What Can I Do?

I’m a teacher. I work with young children.  I should be able to help.

What can I do?

What can I do to stem the tide of hate?

What can I do to make the world a safer place?

What can I do to make people come together?

What can I do to encourage my students to add beauty to the world, not carnage?

What can I do to prevent disasters like the one that took place last night in Las Vegas?

I’m a teacher.  I work with young children.  I should be able to help.

Maybe I can feed them the right books.

Maybe I can help them listen to different perspectives.

Maybe I can help them navigate and regulate their feelings when they need to.

Maybe I can help them write about their ideas and their concerns.

Maybe I can make sure they know they have a voice and they know how to use it.

Maybe I can make sure that all students feel loved and cared for.

I’m a teacher.  I work with young children.  I should be able to help.




9 thoughts on “What Can I Do?”

  1. What can we do? My post is around that question also. Today feels like standing at the bottom of a giant canyon with your questions, but we have to keep teaching that our voices and our writing do have power. Our children are growing up in a world that needs to become safer.

  2. Your piece speaks to me. Our souls are yearning to stop the madness. The repetition of the question and the statement of your daily role make a powerful hook.

  3. You do help – not just young children but your colleagues. In your role, you strive to connect with kids and colleagues – you are honest as you tell your stories in writing and spoken – these actions do make a difference – I believe that and you.

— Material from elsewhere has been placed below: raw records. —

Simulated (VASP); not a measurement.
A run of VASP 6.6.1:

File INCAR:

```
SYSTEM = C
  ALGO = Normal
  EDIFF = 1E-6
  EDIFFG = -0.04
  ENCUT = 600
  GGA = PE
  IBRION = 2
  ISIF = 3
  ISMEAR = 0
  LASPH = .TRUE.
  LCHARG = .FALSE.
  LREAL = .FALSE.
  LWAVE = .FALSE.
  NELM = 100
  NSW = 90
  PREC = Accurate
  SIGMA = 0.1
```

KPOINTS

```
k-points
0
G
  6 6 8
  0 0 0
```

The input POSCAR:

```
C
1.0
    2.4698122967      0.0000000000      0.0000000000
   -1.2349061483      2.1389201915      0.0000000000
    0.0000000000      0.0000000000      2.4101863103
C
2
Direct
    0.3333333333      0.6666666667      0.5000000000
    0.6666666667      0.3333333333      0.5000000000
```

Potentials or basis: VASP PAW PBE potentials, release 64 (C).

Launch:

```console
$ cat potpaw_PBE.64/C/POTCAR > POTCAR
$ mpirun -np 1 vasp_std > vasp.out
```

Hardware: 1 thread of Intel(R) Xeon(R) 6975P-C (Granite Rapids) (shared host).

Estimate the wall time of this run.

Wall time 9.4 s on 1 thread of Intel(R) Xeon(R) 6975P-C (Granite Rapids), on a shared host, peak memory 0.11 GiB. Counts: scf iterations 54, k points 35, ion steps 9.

  4. You do help. I really like your refrain. It’s pleading and calming at the same time. I think about the same things. It’s probably not possible to eliminate hate or mental illness. I do think that the more kids read and write, the more they understand themselves and others. The more empathy and open mindedness there is in the world, the more healthy we are as a society. Of course, I also think we’re teaching problem-solving, and some generation may finally realize that making it harder for someone to get assault weapons might be a logical first step.

    1. Pleading and calming….That’s an interesting observation. I agree that reading and writing is one way to help us understand ourselves and the world around us. It’s my hope that the answer (at least part of the answer) is in our literacy work (and problem-solving too). We need to show children how to think about ideas and have opinions, while at the same time listening and considering the opinions of others. This is hard work, but I think it has big payoff. And yes, I really don’t understand why we can’t figure out a way to keep assault weapons out of civilian hands.

  5. A powerful post. It resonates with me, as it does the other readers who have commented here. I hope that in our unsureness of knowing how we can help, we become paralyzed and end up not helping. I do not hear that in your post. But, It did make me think of this after I read it. Thoughts and words need to translate to actions. I hope that can become a reality. Thank you for a thought provoking read.